Published March 27, 2026

3 min read

When we think of Princeton’s prominent role in the history of 20th-century science, we might conjure the image of theoretical physicists like Richard Feynman *42 scrawling dense formulas on chalkboards. Yet, in the 1950s, Princeton was also playing host to a much more visceral expression of scientific innovation, with perhaps the only ivy-covered “rocket pit” in existence.

Princeton’s aerospace legacy owes a debt to Harry F. Guggenheim, one of several scions of the family also known for its art museums in New York City and Bilbao, Spain. This Guggenheim sponsored key figures in aviation, including Charles Lindbergh’s tour across America following his historic 1927 transatlantic flight and Robert H. Goddard’s experiments in rocketry. In 1948, Guggenheim funded the expansion of the Jet Propulsion Laboratory on the Caltech campus, and the creation of a second lab at Princeton, initially hosted in cinderblock buildings next to the old Palmer Stadium and relocated in 1951 to the newly established Forrestal Campus. Guggenheim also endowed a professorship in jet propulsion named for Goddard.

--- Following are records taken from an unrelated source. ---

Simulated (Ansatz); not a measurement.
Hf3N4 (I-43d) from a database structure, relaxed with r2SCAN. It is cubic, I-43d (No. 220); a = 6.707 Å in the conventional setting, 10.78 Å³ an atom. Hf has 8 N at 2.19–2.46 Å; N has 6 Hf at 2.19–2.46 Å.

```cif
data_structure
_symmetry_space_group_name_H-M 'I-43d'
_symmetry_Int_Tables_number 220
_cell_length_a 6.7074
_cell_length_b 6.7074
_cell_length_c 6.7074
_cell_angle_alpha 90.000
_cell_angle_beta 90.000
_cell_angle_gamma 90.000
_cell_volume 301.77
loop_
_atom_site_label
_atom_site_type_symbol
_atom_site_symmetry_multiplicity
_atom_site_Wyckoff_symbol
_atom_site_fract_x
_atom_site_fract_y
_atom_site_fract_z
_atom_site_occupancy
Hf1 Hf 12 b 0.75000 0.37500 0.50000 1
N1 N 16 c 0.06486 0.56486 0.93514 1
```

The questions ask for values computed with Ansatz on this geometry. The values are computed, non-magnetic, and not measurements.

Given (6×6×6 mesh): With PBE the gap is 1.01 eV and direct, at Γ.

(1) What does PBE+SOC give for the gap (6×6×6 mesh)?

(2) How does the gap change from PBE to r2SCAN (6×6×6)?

To fill this position, Princeton hired Italian aeronautical engineer Luigi Crocco, whom his former student Thomas Brzustowski *63 recalled as “a patrician Italian, white-haired, distantly related to Pope Pius XII, and with a fabulous accent he cultivated.” Aeronautics ran in Crocco’s blood: His father was Gaetano Crocco, a pioneer of Italian aviation, designing airships that saw combat in World War I. Later in life, the elder Crocco also looked to the stars, modeling how a spacecraft could make a transit of Mars, Venus, and Earth in one year, a forerunner of the “gravity assist” technique used by most unmanned NASA probes today.

But before such extraterrestrial missions could be pursued, Gaetano’s son would have to develop better rockets. While Luigi studied at the University of Rome in the late 1920s, he conducted rocketry experiments under his father’s watch. In 1930, Luigi successfully tested a regeneratively cooling rocket motor, meaning that the motor was cooled by one of its own propellants during its firing. In doing so, he had developed a technology eight years ahead ahead of his American peers. In 1935, Crocco wrote a study that became the theoretical “bible” of supersonic wind tunnels, thereafter a crucial part of aerodynamic testing.

Around the same time, Crocco conducted rocketry experiments that employed nitromethane as a propellant (a chemical now used in some motorsports), and in one of these experiments the rocket blew up. According to his protégé, Princeton professor Irvin Glassman, Crocco was “seriously wounded, acquiring an enormous scar where a piece of shrapnel had pierced his arm.” The injury sent him back to the classroom in Rome, where he taught from 1937 until his 1949 Princeton appointment, becoming a figure of the campus community, eventually building an Italian villa for himself on Fitzrandolph Road.

After World War II, many former Axis-aligned scientists were pulled into the competing sides of the Cold War space race, such as Wernher von Braun, the architect of Nazi Germany’s V-2 missile, who then oversaw the development of the Apollo lunar missions. Crocco’s work at Princeton also played a key role in the U.S. space program. High-frequency combustion instability — the tendency of rockets to tear themselves apart due to acoustic resonance — was plaguing American efforts. Crocco’s investigations were crucial to the success of the F-1 rocket engine, part of the Saturn V primary stage that brought Neil Armstrong and his succeeding astronauts to the moon.

Often, Crocco’s work at Princeton generated scenes reminiscent of Tom Wolfe’s 1979 book about the space race, The Right Stuff. In a 1951 New York Times article, reporter B.K. Thorne observed Crocco encouraging his students to “relax more” during a rocket test, their hearing protection only consisting of pencil erasers.

In that same article, when asked if the Soviets could beat Americans in rocket research, Crocco insisted the U.S. held the long-term advantage. The Soviets “have profited by German help,” he said, “but it’s not likely that they’ll get ahead of us.” Sputnik’s fateful 1957 orbit may have proved Crocco wrong, but it was only with his help that the U.S. won the race to the moon.